Rain Garden - Preshute Primary

Rainscape Project at Preshute Primary, Manton

In 2017 we raised the funding and delivered an innovative ‘Rainscapes’ project for Preshute Primary School, in the village of Manton.

Outside the front of the school we installed three large galvanized cattle troughs and converted them into storm water planters. These receive water from eye catching bendy blue and transparent downpipes that previously picked up road surface runoff pollution and fed straight into the nearby River Kennet.

The school faces directly onto the village High Street so not only conveys the important message of sustainable water use to the students, it's a visual reminder and a conversation starter at the school gates or for any passers-by.
A large water butt is also connected to a downpipe outside the front of the school, with a sign on explaining the principles behind the project.

The project did not stop with the specially adapted planters, a green roof welly store was built during a corporate volunteering day. Local firm Green Machine spent the day with us learning about their river and the importance of creating places for rain to slowly permeate, rather than rush directly into the rive. The welly store is both functional for the children, a small permeable surface and the plants provides for pollen for insects.

A large raised bed that was bare earth was laid with wildflower turf, creating another green area to capture and hold rain water, as well as developing into a rich habitat for insects and other wildlife and is now an interesting natural space for students to enjoy.

NatWest staff also lent a hand, digging and planting and the school fence received a new coat of paint, to match the blue downpipes!

We worked closely with garden designer Wendy Allen, who designed the project and helped bring the vision to life.
This project was funded by Thames Rivers Trust and the Revere Charitable Trust.

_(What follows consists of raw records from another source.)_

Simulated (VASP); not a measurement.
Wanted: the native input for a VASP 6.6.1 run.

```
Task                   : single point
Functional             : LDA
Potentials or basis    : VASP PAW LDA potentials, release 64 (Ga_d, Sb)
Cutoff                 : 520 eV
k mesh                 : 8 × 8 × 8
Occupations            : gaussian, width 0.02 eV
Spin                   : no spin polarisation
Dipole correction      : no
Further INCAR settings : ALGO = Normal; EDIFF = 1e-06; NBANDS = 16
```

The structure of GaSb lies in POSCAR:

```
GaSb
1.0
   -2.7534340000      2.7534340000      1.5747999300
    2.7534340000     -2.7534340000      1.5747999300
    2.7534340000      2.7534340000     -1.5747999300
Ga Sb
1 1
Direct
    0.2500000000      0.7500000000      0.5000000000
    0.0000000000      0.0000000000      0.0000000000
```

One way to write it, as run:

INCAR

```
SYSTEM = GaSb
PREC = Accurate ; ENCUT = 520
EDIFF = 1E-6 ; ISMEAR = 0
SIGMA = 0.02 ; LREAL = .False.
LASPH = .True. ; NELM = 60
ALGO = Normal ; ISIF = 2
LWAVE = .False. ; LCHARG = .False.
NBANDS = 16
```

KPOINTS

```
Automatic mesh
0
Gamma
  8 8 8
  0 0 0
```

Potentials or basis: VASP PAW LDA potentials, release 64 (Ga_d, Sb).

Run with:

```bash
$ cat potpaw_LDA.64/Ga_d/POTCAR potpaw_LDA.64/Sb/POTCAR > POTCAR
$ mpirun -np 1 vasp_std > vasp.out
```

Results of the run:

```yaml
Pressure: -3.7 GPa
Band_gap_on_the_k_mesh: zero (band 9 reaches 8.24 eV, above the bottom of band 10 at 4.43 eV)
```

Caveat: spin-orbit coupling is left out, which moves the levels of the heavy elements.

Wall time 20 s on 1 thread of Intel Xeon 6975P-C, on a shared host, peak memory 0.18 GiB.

Our led practical volunteering tasks gave both our regular volunteers, villagers, parents and governors opportunities to get hands on and help create the rain garden features, from installing a water butt to digging and planting.
The project aims to raise awareness that water is a valuable resource, not to be wasted and that rain needs permeable places to slowly filter into the ground and recharge the aquifers that feed our chalk streams. The project is a great demonstration site to showcase examples of the small steps that can be taken to improve our rivers. Ideas can be scaled up and down and collectively make a positive difference to the Kennet catchment.